Page 1 of 1

Can we get the option to disable a video track extraction?

Posted: Tue Jul 20, 2021 10:38 pm
by chungy
There's a few times with my encoded files that I wish to alter the audio of my rips, while keeping the video I've already processed. It'd be nice if MakeMKV could disable extracting a video track, so that I might extract audio tracks only.

Re: Can we get the option to disable a video track extraction?

Posted: Tue Jul 20, 2021 11:13 pm
by Woodstock
Previously, Mike has said no. And ignoring the video track doesn't make that much difference in speed, because the whole file has to be read to pull the parts out of it.

Re: Can we get the option to disable a video track extraction?

Posted: Sat Jul 31, 2021 4:18 pm
by thetoad
it's not quite true. if reading from an optical disc, it probably doesn't make much of a difference (write speeds would be limited by read speed), but if reading from an ISO or decrypted backup, writing a huge amount less data would make the process significantly faster, especially if read/writing to the same drive.

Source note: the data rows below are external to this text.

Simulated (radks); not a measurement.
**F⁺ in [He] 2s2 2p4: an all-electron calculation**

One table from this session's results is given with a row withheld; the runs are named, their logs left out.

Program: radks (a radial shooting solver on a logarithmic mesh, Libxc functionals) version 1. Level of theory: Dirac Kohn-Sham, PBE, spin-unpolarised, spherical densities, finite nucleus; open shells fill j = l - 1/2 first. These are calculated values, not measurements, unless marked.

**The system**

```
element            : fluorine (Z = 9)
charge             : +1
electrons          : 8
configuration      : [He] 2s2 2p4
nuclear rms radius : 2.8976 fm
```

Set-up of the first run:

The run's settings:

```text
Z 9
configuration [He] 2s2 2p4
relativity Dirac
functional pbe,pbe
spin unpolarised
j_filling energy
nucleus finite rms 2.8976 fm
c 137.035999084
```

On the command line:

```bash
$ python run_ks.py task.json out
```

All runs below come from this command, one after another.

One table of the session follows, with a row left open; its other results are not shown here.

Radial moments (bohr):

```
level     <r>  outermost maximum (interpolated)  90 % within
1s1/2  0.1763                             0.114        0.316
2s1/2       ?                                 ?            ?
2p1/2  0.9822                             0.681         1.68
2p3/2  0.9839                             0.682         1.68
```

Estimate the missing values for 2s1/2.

Re: Can we get the option to disable a video track extraction?

Posted: Mon Aug 02, 2021 3:02 pm
by dcoke22
thetoad wrote:
Sat Jul 31, 2021 4:18 pm
it's not quite true. if reading from an optical disc, it probably doesn't make much of a difference (write speeds would be limited by read speed), but if reading from an ISO or decrypted backup, writing a huge amount less data would make the process significantly faster, especially if read/writing to the same drive.
I have a relatively inexpensive SSD that I use as 'scratch' space for just such a purpose. I often end up making .mkv files from backups on a hard drive array to the scratch SSD. I typically get speeds in the 300mb/s - 400mb/s range. A whole blu-ray movie generally takes less than 3 minutes. Generally, I'm limited to the speed of my slowest drive which is often my SSD.

Re: Can we get the option to disable a video track extraction?

Posted: Tue Aug 03, 2021 9:17 am
by thetoad
dcoke22 wrote:
Mon Aug 02, 2021 3:02 pm
thetoad wrote:
Sat Jul 31, 2021 4:18 pm
it's not quite true. if reading from an optical disc, it probably doesn't make much of a difference (write speeds would be limited by read speed), but if reading from an ISO or decrypted backup, writing a huge amount less data would make the process significantly faster, especially if read/writing to the same drive.
I have a relatively inexpensive SSD that I use as 'scratch' space for just such a purpose. I often end up making .mkv files from backups on a hard drive array to the scratch SSD. I typically get speeds in the 300mb/s - 400mb/s range. A whole blu-ray movie generally takes less than 3 minutes. Generally, I'm limited to the speed of my slowest drive which is often my SSD.
yes an SSD would improve the situation, but it would still be slower than not everyone uses SSDs for this type of thing. Its also uses iops, so wasting write iops on unnecessary data limits the performance of other things a user might want to do.

As I said, if reading off optical media directly, it probably doesn't make a huge difference (you aren't going to be reading much faster than 50MB/s), but I think there's value in allowing the video track to be ignored. I don't think we should resort to Apple's "you're holding it wrong"

Another reason for this is that some blurays I've encountered have audio plays where the video track is a fairly constant image. I have no need for it, and would rather an mka instead of an mkv. Currently, I remux it in MakeMKV (mostly because I'm setting up other stuff from the disc to remux) and then take the resulting mkv and load it in mkvtoolnix to remux without the video track. This is wasted effort for me, when MakeMKV could do it fairly easily.

such an UI would also work towards enabling people who for whatever reason don't want to include dolby vision data into their UHD remuxes to deselect dolby vision layer from a dual layer disk and only remux the video track. I believe we already see such a UI with 3D, where one can choose not to include the 2nd eye/ssif video data.

I'd probably include it as an advanced setting "enable video track deselecton" to avoid users making mistakes.

Re: Can we get the option to disable a video track extraction?

Posted: Sun Jul 09, 2023 9:22 pm
by magingen
+1, this would be great. It's not so much for saving speed, but for saving space.

Re: Can we get the option to disable a video track extraction?

Posted: Mon Jul 10, 2023 1:01 am
by Radiocomms237
I have asked for this feature previously (must have been after this thread's last reply of Aug 2021).

In my case it was for these Universal Pictures discs that have the Japanese tracks in a separate playlist.

Everything I rip these days is from a decrypted backup and it would save me a heap of time if I could extract ONLY audio and subtitles from a playlist.